Louisiana prisoner suit claims they’re forced to endure dangerous conditions at Angola prison farm

FILE - Prison guards ride horses that were broken by inmates as they return from farm work detail at the Louisiana State Penitentiary on Aug. 18, 2011, in Angola, La. Men incarcerated at Louisiana State Penitentiary filed a class-action lawsuit Saturday, Sept. 16, 2023, contending they have been forced to work in the prison’s fields for little or no pay, even when temperatures soar past 100 degrees. They described the conditions as cruel, degrading and often dangerous. (AP Photo/Gerald Herbert, File)

BATON ROUGE, La. (AP) — Men incarcerated at Louisiana State Penitentiary filed a class-action lawsuit Saturday, contending they have been forced to work in the prison’s fields for little or no pay, even when temperatures soar past 100 degrees. They described the conditions as cruel, degrading and often dangerous.

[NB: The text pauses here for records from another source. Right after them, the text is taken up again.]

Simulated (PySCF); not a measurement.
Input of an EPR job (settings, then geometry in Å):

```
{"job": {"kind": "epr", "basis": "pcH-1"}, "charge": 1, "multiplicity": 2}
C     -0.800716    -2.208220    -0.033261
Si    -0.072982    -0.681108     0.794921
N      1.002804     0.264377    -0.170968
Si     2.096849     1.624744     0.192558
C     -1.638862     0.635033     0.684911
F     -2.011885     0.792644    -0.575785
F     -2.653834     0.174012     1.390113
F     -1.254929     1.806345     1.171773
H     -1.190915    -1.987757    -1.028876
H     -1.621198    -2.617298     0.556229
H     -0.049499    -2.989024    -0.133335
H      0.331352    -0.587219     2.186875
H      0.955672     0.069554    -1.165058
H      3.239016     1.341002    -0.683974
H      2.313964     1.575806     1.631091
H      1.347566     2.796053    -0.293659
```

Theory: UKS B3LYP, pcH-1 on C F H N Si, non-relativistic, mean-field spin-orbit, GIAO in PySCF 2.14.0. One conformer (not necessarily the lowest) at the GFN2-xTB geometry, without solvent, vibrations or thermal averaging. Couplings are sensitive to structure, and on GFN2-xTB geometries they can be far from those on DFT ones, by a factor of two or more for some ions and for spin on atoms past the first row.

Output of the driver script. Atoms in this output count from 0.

The men, most of whom are Black, work on the farm of the 18,000-acre maximum-security prison known as Angola -- the site of a former slave plantation -- hoeing, weeding and picking crops by hand, often surrounded by armed guards, the suit said. If they refuse to work or fail to meet quotas, they can be sent to solitary confinement or otherwise punished, according to disciplinary guidelines.